George Roy, who runs Flagstaff Films, sent me this film to see if I could help identify the players within. There are a couple of players obvious: Hack Wilson and Gabby Hartnett.
Rare-1929-Hack taking hacks with his fellow @Cubs inc Gabby Hartnett and Guy Bush, Wrigley Field-special thanks to @bleedcubbieblue and crew for helping to ID (from the BW Vintage Collection of the Flagstaff Films baseball home movie archive) pic.twitter.com/6CsS9BUY94— Flagstaff Films (@Flagstafffilms) November 21, 2018
Beyond that I couldn’t tell, but I figured Mike Bojanowski could. And I was right!
The older gentleman with Hartnett beginning at :32 is Jimmy Burke, a Cubs coach from 1926-30.
The player ducking punches from :40 is Guy Bush, with the Cubs from 1923-34.
I am positive about the first two, the player shown from :44 is, I think, Hal Carlson, a Cub from 1927-30.
The player (pitcher) warming up at :49 is Sheriff Blake, with the Cubs from 1924-31.
The fellow at the very end is Joe McCarthy, manager.
The batters (the two not Hartnett or Wilson) don’t offer enough face to identify.
After I got those IDs back from Mike, I found one more clue with which I was able to pinpoint the exact date this film was made.
Also visible at :49 along with Blake there are a couple of visiting players seen. They are wearing caps with a light-colored top and different-colored brim, and jerseys with no writing on the front and a hint of a logo on the sleeve.
There is only one National League team that wore uniforms like that from 1927-30: The Phillies.
You’d further have to assume that Sheriff Blake, shown warming up, would have been warming up before a start against whatever team was visiting Wrigley Field.

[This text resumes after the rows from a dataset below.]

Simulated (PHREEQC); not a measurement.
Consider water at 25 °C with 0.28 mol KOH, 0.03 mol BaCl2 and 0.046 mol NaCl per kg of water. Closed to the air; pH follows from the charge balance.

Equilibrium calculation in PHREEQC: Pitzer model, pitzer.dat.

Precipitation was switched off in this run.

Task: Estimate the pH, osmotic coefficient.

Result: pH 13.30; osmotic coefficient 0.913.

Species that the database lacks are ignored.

Blake made exactly one start against the Phillies at Wrigley between 1927-30: September 13, 1929. It wasn’t a great game for Blake, he got hit hard and the Cubs lost 7-6. But they were well on their way to the N.L. pennant at that point. Even after that loss they led the league by 13½ games and clinched on September 19.
Mike Bojanowski concurs with me that this film likely dates from that exact game. It would have made sense to have someone filming the Cubs in late 1929, as interest grew surrounding the team that was heading to the World Series. The Cubs set a franchise attendance record that year of 1,485,166 that stood until the 1969 team broke it.
Mike also added:
It’s marvelous to see such candids, so many of the films that survive of that era are either formally posed or of game action. This gives a sense of the players as people that is seldom seen.
I agree with that. You can clearly tell the 1929 Cubs were having fun. They sure earned that, winning the N.L. pennant by 10½ games. The 98 wins were the most for the team since 1910. Unfortunately, they flopped in the World Series, losing four games to one to the Athletics.